Circle of Crows are a hard-rocking trio from Cornwall who have developed a strong following in the South West and are now looking to expand their reach. They are Kyle Gormley on vocals and guitar, Josh Smith on bass and Steve Sudlow on drums. Their debut six track EP Everything Comes After Zero is released on 17th August. The opening track, How to Wait for Nothing is out now. Their promotional blurb talks about engaging hooks and muscular riffs and cites influences like Audioslave, Metallica and Biffy Clyro. The band themselves, in an interview posted on their Facebook page, list other bands like Soundgarden, Bruce Springsteen (yes!), Muse, Incubus, Red Hot Chilli Peppers and Rage Against the Machine as favourites. So shove all that lot into the mix, with maybe some Royal Blood as seasoning and you might start to get an impression about what comes out the other end.

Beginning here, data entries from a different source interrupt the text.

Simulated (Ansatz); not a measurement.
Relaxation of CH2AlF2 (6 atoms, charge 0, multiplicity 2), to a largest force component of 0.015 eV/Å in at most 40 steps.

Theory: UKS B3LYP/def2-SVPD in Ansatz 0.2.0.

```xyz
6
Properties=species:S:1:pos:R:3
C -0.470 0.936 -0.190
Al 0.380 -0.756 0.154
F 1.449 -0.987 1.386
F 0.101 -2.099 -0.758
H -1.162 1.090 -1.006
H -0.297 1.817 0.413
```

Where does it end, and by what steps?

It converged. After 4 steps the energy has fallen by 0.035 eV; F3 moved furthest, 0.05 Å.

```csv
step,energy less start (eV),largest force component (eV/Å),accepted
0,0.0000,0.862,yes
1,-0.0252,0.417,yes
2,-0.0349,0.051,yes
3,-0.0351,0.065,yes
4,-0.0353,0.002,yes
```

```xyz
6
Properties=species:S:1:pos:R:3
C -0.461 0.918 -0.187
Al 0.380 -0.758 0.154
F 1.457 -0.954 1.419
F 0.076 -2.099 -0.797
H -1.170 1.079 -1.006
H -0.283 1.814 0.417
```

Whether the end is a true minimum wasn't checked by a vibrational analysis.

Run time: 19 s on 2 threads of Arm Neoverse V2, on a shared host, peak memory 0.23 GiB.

And yeah, what comes out is really good! Circle of Crows are not a straightforward metal band. They know how to lay down a punching riff, but all the songs don’t stand still. There is no heads-down thrash here: you might get a bit of riffing designed for the mosh pit, but it will quickly turn into a bit of guitar noodling or an anthemic chorus. There is a lot going on! It’s a pretty ambitious debut, and very well-produced. No murky vocals or muffled basslines here. The sound is sharp and true. So, let’s go through the songs. They all merit a mention.
How to Wait for Nothing is a strong opener. I’m not surprised it’s the single. The opening riff immediately reminded me of Royal Blood, but that didn’t last long as it went into a reflective bit and then went all Metallica. And then got into an almost jazz-rocky vein for a moment, before heading back to Metallica-land. It jumps around time signatures, but stays coherent. I’m listening to it for the fourth time now and I’m thinking, this is awesome!
Broken Children is more straight-up rock, until it gets into a fat bass and the soloing. Some very good musicianship. Lyrics maybe a bit obvious. A bit more allusiveness that still gets the message across wouldn’t do any harm. A mention for Kyle Gormley’s singing though: he’s very expressive, he can go up and down the range and has a nice sense of melody. Impressive.
Into the Sun is my early favourite: it’s the power ballad here. The opening guitar could be Snow Patrol, but it soon turns into a very American-sounding melodic rock anthem. Mobiles out for this one. Roaring guitars and some of those minor keys to tug at the emotions. This must surely end up being a crowd favourite.
Everything Comes After Zero is a frantic piece in which Kyle’s singing wrestles the jerky riff. There’s a lot of Metallica in this one, but with more melody. Nightmare Cinema has the most straightforward riff on the EP (and I like it for that) and that brings back the Royal Blood comparison. Circle of Crows have a bit more depth though, having a bassist…everyone should have a bassist really, that’s what people dance to. Of course the song doesn’t stick to one formula: you get a high-speed, high-pitch solo too. A little bit of Van Halen maybe.
Then then an epic to finish in Open Doors. I love the first line: “I don’t like open doors”. That opens any manner of psychological possibilities, and I think this track explores quite a lot of them. Kyle might not like open doors, but he wants someone to come into his world. There is some great guitar on this song: some subtle playing and a big crescendo too. This one would do alright in the stadium.
So, in conclusion, I really enjoyed listening to Everything Comes After Zero. As I said at the beginning, there is a lot going on, and that makes the music interesting without making it messy. The combination of some powerful riffs, a very solid bass and drum foundation and Kyle’s strong voice makes me think they would be terrific live. Get up to London, lads!